Loi, Miriam send in the clones

By Efren L. Danao, Senior Reporter 

Science can clone sheep and other animals. The Senate, it seems, can clone a piece of legislation.

Senators Luisa Ejercito Estrada and Miriam Defensor Santiago have filed separate bills that are strikingly similar. The question is, who copied from whom?

Estrada filed Senate Bill 94 on June 30, 2004; Santiago filed Senate Bill 1453 on July 22, 2004. The bill number, the date of filing and the name of the authors are about the only differences that set the two bills apart.

Both bills have the same title: An Act Establishing an Office on Women’s Health Within the Department of Health.

The bills do not differ in the way they phrase the explanatory note and provisions, down to the commas, parentheses, quotation marks, semicolons and other punctuation marks.

This is the first case of “identical bills” filed in the same Congress that The Manila Times has noticed in the Senate. At the start of the Thirteenth Congress, the Senate minority leader, Aquilino Pimentel Jr., complained that a bill he had filed but had been archived in the Twelfth Congress was refiled by a new senator without informing him and without seeking his permission. He said a bill filed by a senator is deemed to be that legislator’s intellectual property right.

But the case involving Senate Bills 94 and 1453 is different from Pimentel’s experience because they were filed in the same Thirteenth Congress. The two bills are so similar that it could not possibly be merely coincidental. Santiago is an intellectual, a deep thinker, and it is unthinkable to accuse her of usurping a bill Estrada filed 22 days earlier.

So what happened?

One explanation is that some bureaucrats who thought of establishing an Office on Women’s Health under the Department of Health had submitted draft bills to the two women senators. The draft bills appear to have been so well crafted that neither Estrada nor Santiago found it necessary to make changes.
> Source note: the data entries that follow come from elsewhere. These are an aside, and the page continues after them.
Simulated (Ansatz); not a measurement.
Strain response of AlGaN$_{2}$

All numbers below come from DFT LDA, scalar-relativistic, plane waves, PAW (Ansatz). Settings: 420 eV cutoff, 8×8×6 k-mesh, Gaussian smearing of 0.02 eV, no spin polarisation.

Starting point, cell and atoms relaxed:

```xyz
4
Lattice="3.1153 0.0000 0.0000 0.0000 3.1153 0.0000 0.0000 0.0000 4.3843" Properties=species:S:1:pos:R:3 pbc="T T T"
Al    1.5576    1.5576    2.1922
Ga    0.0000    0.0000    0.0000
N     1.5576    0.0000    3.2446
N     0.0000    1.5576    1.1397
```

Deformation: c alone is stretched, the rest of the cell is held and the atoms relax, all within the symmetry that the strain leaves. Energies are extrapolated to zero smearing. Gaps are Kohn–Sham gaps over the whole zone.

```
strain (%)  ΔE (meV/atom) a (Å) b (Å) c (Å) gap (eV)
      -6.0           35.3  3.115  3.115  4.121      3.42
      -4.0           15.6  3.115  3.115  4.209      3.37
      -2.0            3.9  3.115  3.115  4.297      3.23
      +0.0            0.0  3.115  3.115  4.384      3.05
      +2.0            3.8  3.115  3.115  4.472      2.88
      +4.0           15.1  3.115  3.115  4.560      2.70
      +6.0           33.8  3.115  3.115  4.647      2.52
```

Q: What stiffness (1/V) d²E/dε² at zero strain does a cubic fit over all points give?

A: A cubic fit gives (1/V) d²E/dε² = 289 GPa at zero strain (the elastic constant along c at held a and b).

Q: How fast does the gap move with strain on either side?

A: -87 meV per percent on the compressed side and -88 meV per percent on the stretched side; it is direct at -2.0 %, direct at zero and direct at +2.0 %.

Estrada, who was elected senator in the Twelfth Congress, filed hers first—on the very day that the members of the Thirteenth Congress, including Santiago, were sworn into office. Apparently, Santiago filed her bill without being informed by her legislative officers and researchers that a similar bill had been filed earlier.

Senators, as well as congressmen, receive proposals from various sectors on what bill should be filed. Recently, Santiago filed a bill based on proposals submitted by five participants in her 2005 summer internship program. She acknowledged the contributions of the five interns.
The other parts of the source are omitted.